And here we thought old Leroy was going to collect Monty’s cookie jar behind door #3. Not! The VA decided this was simply too big a cookie jar and filed to prevent his judgement from being enforced. Here’s the audio of the argument posted yesterday.
As you may or may not know, old Leroy filed for CUE on an old 1950 claim and the chuckleheads at the RO accidentally sent out a preliminary settlement telling him how rich he was going to be.
It had only two of the three signatures needed to make it legal. What he didn’t know was that VA had decided, in its infinite wisdom one day, to institute what was known as the Extraordinary Awards Program. One little problem. It was illegal because you cannot have another decision on a claim behind closed doors with no representation. That, in essence, is a de novo adjudication after an adjudication. Its like a trial in the back room after the trial to make sure the jury got it “right”. In this case, it was a tool to give a haircut to Veterans’ claims where they were awarded over $25,000.00 at once.
The Purple Heart VSO brought this to trial and won. The EAP was deep sixed and everything returned to normal. Or did it? There was no “formal” EAP now, but if I know the VA, there was a new “informal” procedure that gave these things the hairy eyeball for some way to reduce them. Enter Leroy Macklem. Unbeknownst to Leroy, the VA was still doing this after they were told not to.
Leroy’s award back to 1950 would have made him very, very rich. This rankled the VA so they sent it in for an EAP review. The only thing wrong with this picture was that the EAP had been ruled dead in the water already as I mentioned above. Leroy’s law dog argued that he won but for the illegal actions of the VA. He lost at the single judge disposition but returned for a win by a panel. This is what the VASEC is now contesting.

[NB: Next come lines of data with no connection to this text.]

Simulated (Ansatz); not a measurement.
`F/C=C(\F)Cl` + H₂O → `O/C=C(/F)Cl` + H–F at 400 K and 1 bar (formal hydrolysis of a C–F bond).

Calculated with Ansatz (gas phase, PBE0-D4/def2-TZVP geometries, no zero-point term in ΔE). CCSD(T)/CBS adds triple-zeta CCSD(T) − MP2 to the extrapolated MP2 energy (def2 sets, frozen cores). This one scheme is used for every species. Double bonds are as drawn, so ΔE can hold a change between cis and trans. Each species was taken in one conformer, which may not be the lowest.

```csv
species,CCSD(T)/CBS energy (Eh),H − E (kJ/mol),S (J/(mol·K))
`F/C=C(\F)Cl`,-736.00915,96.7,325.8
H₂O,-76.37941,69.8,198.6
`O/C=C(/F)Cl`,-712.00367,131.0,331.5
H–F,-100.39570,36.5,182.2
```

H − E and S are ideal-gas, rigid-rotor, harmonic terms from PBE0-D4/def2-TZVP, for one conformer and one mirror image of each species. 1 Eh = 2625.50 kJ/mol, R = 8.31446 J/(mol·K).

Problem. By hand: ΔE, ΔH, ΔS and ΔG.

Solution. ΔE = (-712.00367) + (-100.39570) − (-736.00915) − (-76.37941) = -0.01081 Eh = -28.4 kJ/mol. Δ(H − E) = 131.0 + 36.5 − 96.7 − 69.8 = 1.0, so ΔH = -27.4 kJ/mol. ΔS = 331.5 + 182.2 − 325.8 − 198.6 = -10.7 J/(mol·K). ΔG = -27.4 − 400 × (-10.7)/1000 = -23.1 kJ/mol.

When this occurs, the decision reverts and the appellant, Gen. Shinseki (ret.) gets first billing and the appellee (defendant Leroy) gets second shot. The VA counsel (government) argues that they want a do over. They aren’t happy one bit. Ignoring the fact that this is res judicata, which is VA legalspeak for a done deal judicially speaking, they beg for another bite of the apple. Their argument is ingenious (for them).
VA contends Leroy’s award was actually not quite an award. It was good to go, but needed three signatures. It had only two. VA says that means it wasn’t a “finding” or “holding”. Their repair order is to send it back to the RO for a “new” de novo adjudication. Paraphrasing what the Fed. Cir. judge and the VA counsel said went like this:
Judge: So you’re looking to overturn Macklem?
Counsel: Well, not exactly, your Honor. We want to remand it down to the RO for a de novo decision. It wasn’t complete with two signatures.
Judge: But wouldn’t that mean Mr. Macklem’s award would be overturned?
Counsel: Well, we don’t know that ahead of time. The decision hasn’t occurred yet.
Judge: Well, the CAVC said his CUE claim back to 1950 has no merit and would never be granted but for the error. So how would that play out? It seems to me that your boss (VASEC) has made his feelings on this subject clear. A remand would almost guarantee a denial for Mr. Macklem. If the boss says “Here. Look at this again. You know I’m looking for a denial and I write your paycheck. Make it so, Number 1”.
Counsel: Your honor, we don’t know that. The CAVC is forcing us to accept a decision which was never final which isn’t legal. The Court only has jurisdiction over final BVA decisions.
Leroy’s law dog got his chance at the microphone and had a mouthful to regurgitate. He rightly reasoned that but for the error with the EAP fiasco, Leroy would be driving a Lamborghini right now. By sending him the preliminary decision, they had, in essence, agreed with his CUE theory. Mailing him a final decision and a monster check was just a formality. The RO had made its decision and it was a done deal. Reneging on that wouldn’t be according to legal Hoyle. Res judicata was raised as an affirmative defense and the judges sat and listened. The legal beagle cited to Shinseki v Sanders as the controlling precedent for the procedural error.
Last but not least we are treated to the real meat of the appeal. Leroy’s mouthpiece recited these three salient reasons why this should not come to pass and Leroy should be allowed to enjoy the ill-gotten fruits of his CUE filing:
1) It’s prejudicial. If VASEC takes this down to the raters at the VARO, you know what they’ll find. VASEC signs their check and they can see which way the legal wind is blowing. The twenty years and a golden parachute go out the window if they find in Leroy’s favor.
2) Remand is simply not needed. But for the EAP imbroglio, the decision would have gotten it’s third signature in due course; it would have been mailed, and we wouldn’t be here today having this discussion. In short, this has been decided and a new decision isn’t in order. The Court found error and the case is done.
3) Of real import to you and me, the lawyer enunciated that which we know to be true. Leroy is 88 years old. VA will drag their collective feet on this until he blows the canopy and punches out. We know the old saw about delay and deny-until we die. Well, the lawyer made that perfectly clear to the judges.
On rebuttal, the VA counsel tried her mightiest to dispel that scenario by saying “Gee, your honor. Look at it this way. His widow can take over his claim and if she wins, she’ll collect.
Since I have failed to renew my subscription to “Santa Knows All” and the “Tooth Fairy Chronicles”, I find myself bereft of faith that Leroy will get a fair shake. Apparently his law dog does, too. If his spouse fails to maintain her health, I suspect the VA would say the offspring of their union do not have a constitutional right to any accrued funds that may be due Leroy. This presupposes that anyone at the RO would have the audacity to cross swords with VASEC and grant the CUE.